NCOC Featured Discussion

Got to have it or got to lack it?

What is the role of trust in motivating individuals to organize for change?

May 11, 2010
The 2009 America’s Civic Health Index found that with our financial and business institutions in uncertain standing, our stocks were not our only societal asset on the decline, so was our public trust.

The CHI found trust in government and other key institutions at new lows with only 6 percent of Americans saying they have a “great deal of confidence” in Congress, the Executive Branch, banks, and financial institutions. The only institution with lower ratings was “major companies” at 5 percent.

Twenty-six percent of CHI respondents said they trust the government in Washington to do what is right, a finding echoed by a recent Pew Research study, which got a 22 percent favorable response for the same question.

“Of course, there is always a strange discrepancy here: Americans say that Congress is terrible, but most Americans think highly (or at least more highly) of their OWN representative,” says Thomas Sander of the Saguaro Seminar on his Social Capital blog. Sander cites a recent New York Times poll that showed nearly half of Americans (46 percent) approved of the job of their representative.

President Obama has sought to rebuild public trust by engaging individuals everywhere as partners with and active participants in government processes. Administration offices such as the Offices of Public Engagement and Civic Participation seek to collaborate with individuals and institutions to inform policy, and open government directives aim to foster transparency and accountability in government processes and from elected officials.

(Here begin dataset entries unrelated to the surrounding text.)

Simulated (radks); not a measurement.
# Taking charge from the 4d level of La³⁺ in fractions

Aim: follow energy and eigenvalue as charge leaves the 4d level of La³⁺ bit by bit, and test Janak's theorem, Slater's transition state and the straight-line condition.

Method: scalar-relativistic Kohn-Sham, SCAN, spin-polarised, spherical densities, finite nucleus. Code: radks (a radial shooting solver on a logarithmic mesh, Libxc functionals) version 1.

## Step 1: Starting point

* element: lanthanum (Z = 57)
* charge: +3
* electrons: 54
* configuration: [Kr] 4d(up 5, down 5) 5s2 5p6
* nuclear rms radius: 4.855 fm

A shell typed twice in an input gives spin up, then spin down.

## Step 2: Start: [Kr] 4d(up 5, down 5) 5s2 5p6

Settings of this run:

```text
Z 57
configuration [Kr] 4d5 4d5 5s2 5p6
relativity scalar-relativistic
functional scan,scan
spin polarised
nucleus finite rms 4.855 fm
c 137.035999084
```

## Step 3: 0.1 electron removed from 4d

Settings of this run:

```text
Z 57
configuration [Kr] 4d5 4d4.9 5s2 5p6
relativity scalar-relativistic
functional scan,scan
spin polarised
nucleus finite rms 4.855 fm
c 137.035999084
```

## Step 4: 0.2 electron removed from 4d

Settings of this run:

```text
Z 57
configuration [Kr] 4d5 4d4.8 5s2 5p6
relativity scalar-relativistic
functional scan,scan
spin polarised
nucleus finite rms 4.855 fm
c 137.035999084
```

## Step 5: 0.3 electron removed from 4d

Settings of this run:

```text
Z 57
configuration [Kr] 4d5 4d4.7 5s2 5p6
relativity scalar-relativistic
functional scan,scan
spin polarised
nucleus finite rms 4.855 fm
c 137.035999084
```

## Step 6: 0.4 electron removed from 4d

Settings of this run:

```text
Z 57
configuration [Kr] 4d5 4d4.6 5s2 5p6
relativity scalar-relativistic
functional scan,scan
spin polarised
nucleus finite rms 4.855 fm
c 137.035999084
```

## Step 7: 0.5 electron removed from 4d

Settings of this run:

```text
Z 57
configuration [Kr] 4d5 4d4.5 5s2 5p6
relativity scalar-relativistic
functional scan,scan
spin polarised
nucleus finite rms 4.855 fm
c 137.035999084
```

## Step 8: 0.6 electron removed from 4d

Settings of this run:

From town hall meetings to community rallies, online petitions to policy forums, citizen-driven movements are being organized across the country in protest and support of government policy and spending. So what does that mean is the role of trust (or its absence) in catalyzing this action?

NCoC seeks to explore this further at the 2010 Annual Conference, “BIG Citizenship: Citizens as Catalysts and Innovators. But what do you think: Is it due to a lack of trust in government that citizens are taking processes into their own hands? Or must a basic element of trust exist for one to even feel empowered enough to begin the process of political engagement?